Over on the other side of the pond, I.A. Richards was leading the charge in his own classroom. He was interested in how people interpret literature. So he got scientific about the problem: he handed out thirteen poems, without so much as telling his students the names of the authors. And then he asked students to analyze them—What do the poems mean? How do you know?
Not surprisingly, this little experiment showed how very difficult it was to analyze a poem without any context, even if you were at the top of your class at Cambridge. One of Richards's students, William Empson, went on to offer an answer to this difficulty: his Seven Types of Ambiguity is a tour de force of ways to read closely, without any history books on your desk.
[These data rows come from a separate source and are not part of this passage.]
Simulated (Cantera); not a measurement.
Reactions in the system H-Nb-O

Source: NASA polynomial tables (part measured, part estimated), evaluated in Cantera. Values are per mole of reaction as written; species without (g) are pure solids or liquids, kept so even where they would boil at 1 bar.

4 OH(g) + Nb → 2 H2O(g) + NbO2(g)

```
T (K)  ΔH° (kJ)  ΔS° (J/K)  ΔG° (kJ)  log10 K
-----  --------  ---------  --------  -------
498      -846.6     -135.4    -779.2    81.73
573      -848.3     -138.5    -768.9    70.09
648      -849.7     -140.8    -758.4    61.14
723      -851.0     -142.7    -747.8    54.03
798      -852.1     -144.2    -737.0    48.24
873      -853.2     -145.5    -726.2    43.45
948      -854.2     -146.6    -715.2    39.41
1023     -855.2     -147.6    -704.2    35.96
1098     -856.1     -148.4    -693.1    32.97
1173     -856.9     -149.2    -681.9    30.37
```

All of these critics actually had a lot in common—and not just how quickly they'd roll their eyes if you argued that Shakespeare left clues in The Tempest to explain why he left his second best bed to his wife. The New Critics all wanted to spend days picking apart a text word by word. And they all had poetry in common: they analyzed it, and wrote quite a bit of it too.
It's probably not a coincidence that so many of the New Critics were hard-writin' poets themselves, not just poetry scholars. Part of why they could so closely analyze the devices in a poem was because they were thinking like writers. John Crowe Ransom, Randall Jarrell, Allen Tate, I. A. Richards, William Empson, and Yvor Winters all published poetry. How do you like them apples?